Long before and up till now the position of a company director in Nigeria has always been regulated by a legal framework, which is embodied in a legislation called the Company and Allied Matters Act. The company legislation as a matter of fact and tradition accords special attention to a company directors by regulating their manner of appointment, functions, powers and duties in order to achieve a greater level of efficiency and effectiveness.

It is a must and a major prerequisite that a company incorporated with the corporate affairs commission CAC (the regulatory agency) must have at least two directors as specified by law.


Directors are persons appointed (except shadow Directors) by the company to direct and manage the business of the company. We have the life Director, Executive director, Non Executive Director, Managing Director, Chairman of board of Directors, Alternative Director, Shadow Director, and the Representative/Nominee Director. Some Directors may double as Chairman and CEO while some are called Presidents.

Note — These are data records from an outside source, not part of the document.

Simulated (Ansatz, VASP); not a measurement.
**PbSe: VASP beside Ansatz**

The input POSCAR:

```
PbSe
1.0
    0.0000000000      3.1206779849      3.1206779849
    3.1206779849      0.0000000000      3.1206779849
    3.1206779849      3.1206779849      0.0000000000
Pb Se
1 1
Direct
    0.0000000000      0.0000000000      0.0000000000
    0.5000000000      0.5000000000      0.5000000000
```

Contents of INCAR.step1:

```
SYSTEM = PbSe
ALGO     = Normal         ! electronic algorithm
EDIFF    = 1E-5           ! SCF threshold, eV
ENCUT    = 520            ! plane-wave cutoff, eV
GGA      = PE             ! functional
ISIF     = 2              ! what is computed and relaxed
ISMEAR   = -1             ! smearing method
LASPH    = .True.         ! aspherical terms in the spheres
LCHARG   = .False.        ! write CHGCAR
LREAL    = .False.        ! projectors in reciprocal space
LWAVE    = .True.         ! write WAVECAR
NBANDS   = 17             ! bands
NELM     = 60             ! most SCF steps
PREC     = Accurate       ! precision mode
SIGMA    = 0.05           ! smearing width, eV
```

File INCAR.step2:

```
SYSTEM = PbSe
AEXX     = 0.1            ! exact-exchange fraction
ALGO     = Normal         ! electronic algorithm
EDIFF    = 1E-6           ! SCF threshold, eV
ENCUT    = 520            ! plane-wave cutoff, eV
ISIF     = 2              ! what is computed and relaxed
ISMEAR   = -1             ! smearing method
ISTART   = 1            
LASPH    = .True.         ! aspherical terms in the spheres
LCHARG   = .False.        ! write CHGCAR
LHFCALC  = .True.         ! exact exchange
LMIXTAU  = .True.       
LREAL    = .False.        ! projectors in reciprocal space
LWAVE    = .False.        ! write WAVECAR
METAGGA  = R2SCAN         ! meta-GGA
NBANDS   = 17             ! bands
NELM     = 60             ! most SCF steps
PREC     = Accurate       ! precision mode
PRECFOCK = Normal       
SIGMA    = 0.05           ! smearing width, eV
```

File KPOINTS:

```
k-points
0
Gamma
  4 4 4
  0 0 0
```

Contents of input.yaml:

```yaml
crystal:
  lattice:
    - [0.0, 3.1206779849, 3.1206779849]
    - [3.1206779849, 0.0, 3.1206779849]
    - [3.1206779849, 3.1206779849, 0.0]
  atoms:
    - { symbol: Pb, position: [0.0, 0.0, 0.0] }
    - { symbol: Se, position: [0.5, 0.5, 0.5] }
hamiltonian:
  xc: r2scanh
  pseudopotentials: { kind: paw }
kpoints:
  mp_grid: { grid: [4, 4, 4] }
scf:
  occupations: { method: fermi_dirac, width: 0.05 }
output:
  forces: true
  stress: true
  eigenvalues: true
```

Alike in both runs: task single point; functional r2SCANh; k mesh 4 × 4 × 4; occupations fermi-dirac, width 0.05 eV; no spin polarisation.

Legally, directors are trustees of their companies, therefore the primary duty of a director is that of fiduciary duty and the exercise of due care, skill and diligence in the discharge of these duties, failure of this would be a reasonable ground for an action in negligence and breach of fiduciary duty, This category of duties emerged from the common Law (old English laws) and equitable doctrines (law that mitigate the harshness of the common laws of England) which comprises of the director’s duty of utmost good faith in his dealings with the company, the duty not to place himself in a position where there is conflict of interest between his duties and his personal interest thus he must disclose to the company, secrete profits and dealings, he must also attend board of directors and shareholder’s meetings in case of a large corporation, a director owes a duty not to fetter discretion to vote a particular way. One third of the directors are required by CAMA to retire and submit themselves for re-election at every company’s Annual general meeting. All these duties are now called statutory duties.


Directors may incur civil and criminal liabilities for their act or omission -where they fail to carry out any of the statutory duties mentioned above, however where they have a defense it must be on a reasonable ground.

For instance where a director ought to have seen a likelihood eventuality of liquidation and did not report or act, he may be required to contribute. On health and safety directions, he may be found wanting and therefore liable when his duty as a director to exercise duty of care and skill towards employees as well as to the company in that regard are breached.

In a contract involving the company, the director is obliged to disclose any of his interest, it is an offence to default on this regard and even attracts a fine stipulated in CAMA. However the general meeting may use it as a ground to remove the erring director. The consequence of a breach of duty relating to secrete profit, abuse of corporate access, information and opportunities are wide and of strict application. It is immaterial that the company benefited from such profit; in fact more emphatically it should never be raised as a defense. The affected director must be held to account for such secrete profit and unnecessary benefits and may be sued by the company to recover such secrete profit and benefits.


Unless the constitution of the company or director contract of service expressly provides for certain remuneration of directors, a company director is not entitled to remuneration by way of payment for service rendered to the company. However, CAMA provides that remuneration of directors shall from, time to time, be determined by company in a general meeting. The law further provides that directors are entitled to be paid sitting allowances and other honorarium including travelling, hotel and other expenses properly incurred in attending meetings or in connection with the company’s business.

The directors enjoy dual status (as alter ego and servants of the company) their service contracts would always provide remuneration which is payable even where the articles of association is silent about it.


The office of the Director Is a provision of statute and well entrenched in company laws as such that it provides for a method of appointment and removal, which must be strictly adhered to.

As a general rule it is up to the director to imbibe the following principles:

  • To promote the success of the company for the benefit of its members
  • To exercise independent judgment
  • To exercise reasonable care skill and diligence
  • To avoid conflict of interest
  • To declare an interest in proposed transaction
  • To act within the scope of his or her power
  • And to avoid conflicting benefits from third parties.